New rendition of Lions looks hopeful

Sure it's just a three day minicamp, but you come away from it thinking that the 2003 edition of the Detroit Lions are going to be better, much better than last season. Lions' insider Mike Fowler breaks down his impression of the Lions following minicamp, with an in-depth look at several facets of the ball club.

(ALLEN PARK) - Sure it's just a three day minicamp, but you come away from it thinking that the 2003 edition of the Detroit Lions are going to be better, much better than last season.

OK, granted, everyone has optimism after the NFL draft and especially when you sign a significant number of unrestricted players to your squad, but on first glance there appears to be real reason for Lions fans to have hope this season -- and for three reasons; speed, depth and talent.

Speed: The team is without question faster than it was last year. The acquisition of Dre' Bly makes the secondary faster than it was a season ago. Bly is able to lock down on opposing receivers and isn't afraid to break on the ball. Hopefully that will rub off on second year men Chris Cash and Andre Goodman.

First round draft choice Charles Rogers is a speed burner. He comes off the line of scrimmage so quickly it's astounding. Sixth round pick David Kircus appears to have the early lead to backup the speedy Bill Schroeder. Linebackers Boss Bailey and Wali Rainer showed good sideline-to sideline quickness. Bailey may be the fastest linebacker in the NFL.

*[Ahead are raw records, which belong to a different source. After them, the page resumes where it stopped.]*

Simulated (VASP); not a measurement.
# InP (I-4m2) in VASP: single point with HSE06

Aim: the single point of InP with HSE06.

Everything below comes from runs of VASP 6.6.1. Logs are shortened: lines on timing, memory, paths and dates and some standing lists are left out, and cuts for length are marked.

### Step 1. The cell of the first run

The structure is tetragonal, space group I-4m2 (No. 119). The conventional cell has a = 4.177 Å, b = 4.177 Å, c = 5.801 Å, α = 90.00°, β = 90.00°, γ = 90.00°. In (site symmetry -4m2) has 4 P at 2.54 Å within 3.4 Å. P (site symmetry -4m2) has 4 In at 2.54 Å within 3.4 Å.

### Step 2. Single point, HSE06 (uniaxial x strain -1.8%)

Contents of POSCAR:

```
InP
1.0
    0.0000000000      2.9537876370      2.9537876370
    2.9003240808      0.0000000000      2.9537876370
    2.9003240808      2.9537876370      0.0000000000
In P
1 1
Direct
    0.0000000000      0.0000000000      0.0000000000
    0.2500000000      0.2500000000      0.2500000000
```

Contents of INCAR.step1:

Depth: Unlike the bare-thin rosters Detroit strung together in Marty Mornhinweg's two-year tenure, this roster has depth at a few key positions. While areas such as the offensive line, corner and safety could still use a few more players, the Lions have some areas of real strength.

At quarterback Joey Harrington is the unquestioned leader, Mike McMahon is a solid backup, Ty Detmer is a wily veteran, emergency quarterback and Grand Valley State record setter Curt Anes is likely to end up on Detroit's practice squad.

At running back 1,000-yard rusher James Stewart leads a deep group including holdovers Luke Staley, Rafael Cooper and NFL Europe star Autry Denson. Joining the competition is undrafted free agent Avon Cobourne, who showed shiftiness and tackle breaking ability, fourth round draft pick Artrose Pinner of Kentucky and unrestricted free agent signee Shawn Bryson.

While Detroit will likely sign another veteran free agent wide receiver at the end of the month, Charles Rogers, Bill Schroeder, Scotty Anderson, David Kircus and Az-Zahir Hakim give Detroit a speedy group provided Hakim returns successfully from a hip injury that ended his 2002 season.

No position on the squad is as deep as Detroit's linebacking group. Earl Holmes and Wali Rainer will man the middle and fifth round pick James Davis of West Virginia will likely join them in that group. Second round pick Boss Bailey will start at the strong side position with Barrett Green returning to his familiar weak side spot. Contending for backup roles are Jeff Gooch, Chaz Murphy, Jody Littleton, Brian Williams, Ken Philpot, Richard "Dirt" Jordan and Josh Thornhill.

Talent: Detroit has added talent across the board. Gone from the receiving group is oft-injured Germane Crowell, in are Rogers and Kircus. Missing in the linebacker core are talented but speed-challenged Chris Claiborne (Minnesota) and Clint Kriewaldt (Pittsburgh), in are speedy second-round pick Bailey and proven talents Rainer and Holmes.

The addition of Bailey at the strong side automatically makes Detroit's linebacking corps better on paper. Bly's playmaking ability lifts the secondary. Rogers and Kircus do the same for the receiving corps. Pinner likely will be better than Aveion Cason, last year's backup running back.

Overall: While this is just the first glance and nothing has been settled on the field. You can tell that these are not last year's 3-13 Lions. It appears that Lions' president Matt Millen and head coach Steve Mariucci have put together a group of players that could actually contend for a playoff spot in 2003.

While that may seem to be stretching things a little, consider that other than Green Bay, no team from the NFC North was above .500 last season. This year's edition of the Detroit Lions may be ready to change all of that.